In 2016, the amended Act on Metsähallitus (234/2016), the state parks and forest enterprise, was adopted without the approval of the Sámi Parliament or the affected reindeer herders. A state enterprise, Metsähallitus governs the land use of over 90% of the traditional Sámi territories considered state land. An earlier draft of the act outlined specific regulations with regard to land use in the Sámi region. The so-called Sámi section consisted of two articles which would have provided Sámi culture and traditional livelihoods with a stronger protection vis-à-vis land use planning of “state” lands and waters, a deterioration ban of Sámi culture, and a requirement for Metsähallitus to conduct an impact assessment of the planned activities on Sámi culture and traditional livelihoods and mitigate the possible harms. The deterioration ban stipulated that Metsähallitus’ activities must be planned and carried out in a manner that does not significantly reduce Sámi people’s possibilities to practice their livelihoods or otherwise maintain and develop their culture. It further included a right to appeal for the Sámi Parliament and Skolt Sámi Village Council if Metsähallitus’ decisions had not considered the ban. The “Sámi section” was, however, dropped from the final version, notwithstanding the deep disapproval by Sámi and reindeer herding organizations. The removal was also strongly criticized by the UN Special Rapporteur on the Rights of Indigenous Peoples, according to whom Finland violates the UN Declaration on the Rights of Indigenous Peoples’ article 19 that stipulates Indigenous peoples’ right for a free, prior and informed consent before new laws and policies are enacted (Aikio 2015).
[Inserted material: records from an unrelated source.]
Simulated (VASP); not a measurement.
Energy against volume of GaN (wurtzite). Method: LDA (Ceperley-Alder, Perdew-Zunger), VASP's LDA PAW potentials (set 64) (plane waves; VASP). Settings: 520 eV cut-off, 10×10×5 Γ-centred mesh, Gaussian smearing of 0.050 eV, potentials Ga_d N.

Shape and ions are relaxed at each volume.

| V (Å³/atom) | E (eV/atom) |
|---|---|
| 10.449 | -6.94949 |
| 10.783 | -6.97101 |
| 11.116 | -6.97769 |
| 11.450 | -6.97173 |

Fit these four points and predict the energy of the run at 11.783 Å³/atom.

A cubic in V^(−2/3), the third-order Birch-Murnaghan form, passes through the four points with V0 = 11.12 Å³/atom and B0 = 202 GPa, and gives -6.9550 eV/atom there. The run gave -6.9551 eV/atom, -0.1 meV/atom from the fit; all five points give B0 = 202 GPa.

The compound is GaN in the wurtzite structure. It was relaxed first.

In 2017, Sámi and their relevant institutions were inadequately involved and consulted in the bilateral negotiations between Norway and Finland regarding the fishing agreement on the Deatnu River at the heart of Sámi region with a long history of traditional Sámi fisheries and fishing practices. Sámi representatives were invited into the negotiation teams but served only as token members. The final versions of the agreement were discussed behind closed doors without Sámi attendance and the government representatives of the two countries held several private meetings. The Sámi members appealed, to no avail, the process and procedures, noting that they did not have a bona fide opportunity to negotiate with the state representatives. Restricting Sámi traditional fisheries twice as much as recreational tourist fishing, the new agreement is considered threatening the survival of Sámi identity, language and culture in the Deatnu Valley, which are seen as inextricable from the river (Aikio et al. 2016; Kuokkanen 2020). The ongoing erosion of a unique fishing culture with its own traditional knowledge and skills will only intensify as the younger generation—many of whom are placed in the category of “tourists” in their own river because they live elsewhere for their studies or work—are deprived of a range of skills and knowledge related to various traditional fishing practices (Holmberg 2018).
Also in 2017, the Finnish Ministry of Transport and Communications requested the Finnish Transport Agency to carry out a feasibility study together with the Norwegian Railway Directory of the construction of a railway from Northern Finland to the coast of Norway. The proposal to build a €3 billion railway comes as China has expressed interest in enhancing its logistics networks to Europe through the Arctic region and building an “Arctic Silk Road” (Wen 2018). Establishing a railway route to the Arctic Ocean would connect Finland to the global transport system and thus make the country as “a node for Northern European passenger, freight and telecommunications traffic” (Finnish Transport Agency 2018, p. 6). Besides China, a number of Northern Finland municipalities see the initiative as the future of the region. Together, they market the venture as the “Arctic Corridor” and the “a rising cross-border economic area” centred on “growth through Arctic resources”, namely oil, gas and minerals as well as access to the Northern Sea Route.Footnote 9 This coincides with a trend over the past decade that has seen mining production doubling in Finland, with Northern and Eastern Finland as the most active regions. In 2018, Finland ranked on the top as the most mining friendly investment in the world, based on its geological wealth for minerals and metals as well as favourable policy environment, good infrastructure and the public sector support in providing many services for the mining industry (Benton 2018).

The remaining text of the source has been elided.